Monday, December 21, 2009

Sharing

A dozen years ago, I began a process of restructuring my life. I stop using cars, stopped watching or owning a television, became mildly vegetarian (I still eat fish on occasions that I can afford it.) I started using bikes, playing more music, became interested in community, worked at what could be done to make life better for youth and how to decrease the problem of loneliness in the world through sharing time with others. Until one tries this kind of shift in living practices, it's hard to imagine how truly "radical" they are. We've been sold a life based on self-centeredness as "the norm."

Another change is sharing a space. Sharing a meal. Sharing food. Sharing time with people who may not be like us. Who may be elderly. Who may be liberal or might be conservative, when we're not. Who might be younger. Who might have different tastes, talents, or views of the world than we do.

The opposite of sharing is hoarding. For the better part of the past decade, I rented a room beneath a hoarder. By observing this person, I watched "the norm" in action. Possessions were always more important than friendships or relationships. Space was used to collect more, but never to share. She even displayed a cartoon on her refrigerator door that neatly summed up what I attempt to get at here with too many words. It was a cartoon of two women in a cluttered room, one women is saying to the other,"You don't have any room for anyone else in your life." Sharing was not part of her makeup. If she did share, she expected a return, and "with interest" for her act of giving.

Although her outward appearance suggested she had lots of friends, she really didn't. She lived a lonely life. Her life was separated by an automobile shield, an Internet shield, a telephone shield, an iPhone shield, and an inner shield that prohibits giving freely to others. She displayed the illusion of friends as people do on Facebook. Who has this many real friends? Friendship requires a lot of understanding and acceptance that most don't possess.

After eight years, I had to move out, because she needed more space for "stuff" or to use the space to convert it into a space for more car parking. In either scenario, I was second-banana to objects.
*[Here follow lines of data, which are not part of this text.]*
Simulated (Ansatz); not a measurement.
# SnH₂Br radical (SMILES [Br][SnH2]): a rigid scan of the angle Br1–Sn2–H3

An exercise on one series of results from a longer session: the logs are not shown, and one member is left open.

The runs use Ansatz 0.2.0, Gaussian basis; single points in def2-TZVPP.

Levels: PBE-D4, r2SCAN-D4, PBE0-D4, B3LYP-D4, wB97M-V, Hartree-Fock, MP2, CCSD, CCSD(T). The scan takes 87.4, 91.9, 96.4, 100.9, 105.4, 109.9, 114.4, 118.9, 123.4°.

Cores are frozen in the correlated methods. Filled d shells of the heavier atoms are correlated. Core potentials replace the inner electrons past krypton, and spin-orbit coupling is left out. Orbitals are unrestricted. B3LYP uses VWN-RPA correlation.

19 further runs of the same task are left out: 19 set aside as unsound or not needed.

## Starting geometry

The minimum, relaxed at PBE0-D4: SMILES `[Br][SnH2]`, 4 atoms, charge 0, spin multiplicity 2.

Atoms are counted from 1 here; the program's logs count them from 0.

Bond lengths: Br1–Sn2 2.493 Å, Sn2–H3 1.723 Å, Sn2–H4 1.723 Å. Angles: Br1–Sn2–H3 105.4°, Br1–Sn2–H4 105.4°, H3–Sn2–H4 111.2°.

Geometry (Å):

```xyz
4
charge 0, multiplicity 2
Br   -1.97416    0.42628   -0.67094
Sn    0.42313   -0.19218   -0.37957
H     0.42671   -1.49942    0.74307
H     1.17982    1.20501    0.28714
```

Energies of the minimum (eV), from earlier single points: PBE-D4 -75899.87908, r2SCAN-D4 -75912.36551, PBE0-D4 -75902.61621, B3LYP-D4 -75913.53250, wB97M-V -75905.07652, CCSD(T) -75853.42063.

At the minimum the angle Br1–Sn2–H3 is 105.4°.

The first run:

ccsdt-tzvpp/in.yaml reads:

There's something truly "new" in rediscovering how to share in a society like ours that teaches us to only hoard. Could you be a roommate that doesn't divide the dwelling and shares common spaces? Could you share your food, or would you divide the refrigerator with "yours" and "mine?" Could you take care of your fellow human being without expecting a pay off of some sort from them?

Would you know how to share with respect, without abusing the rights and boundaries of others? We aren't taught how to do these things.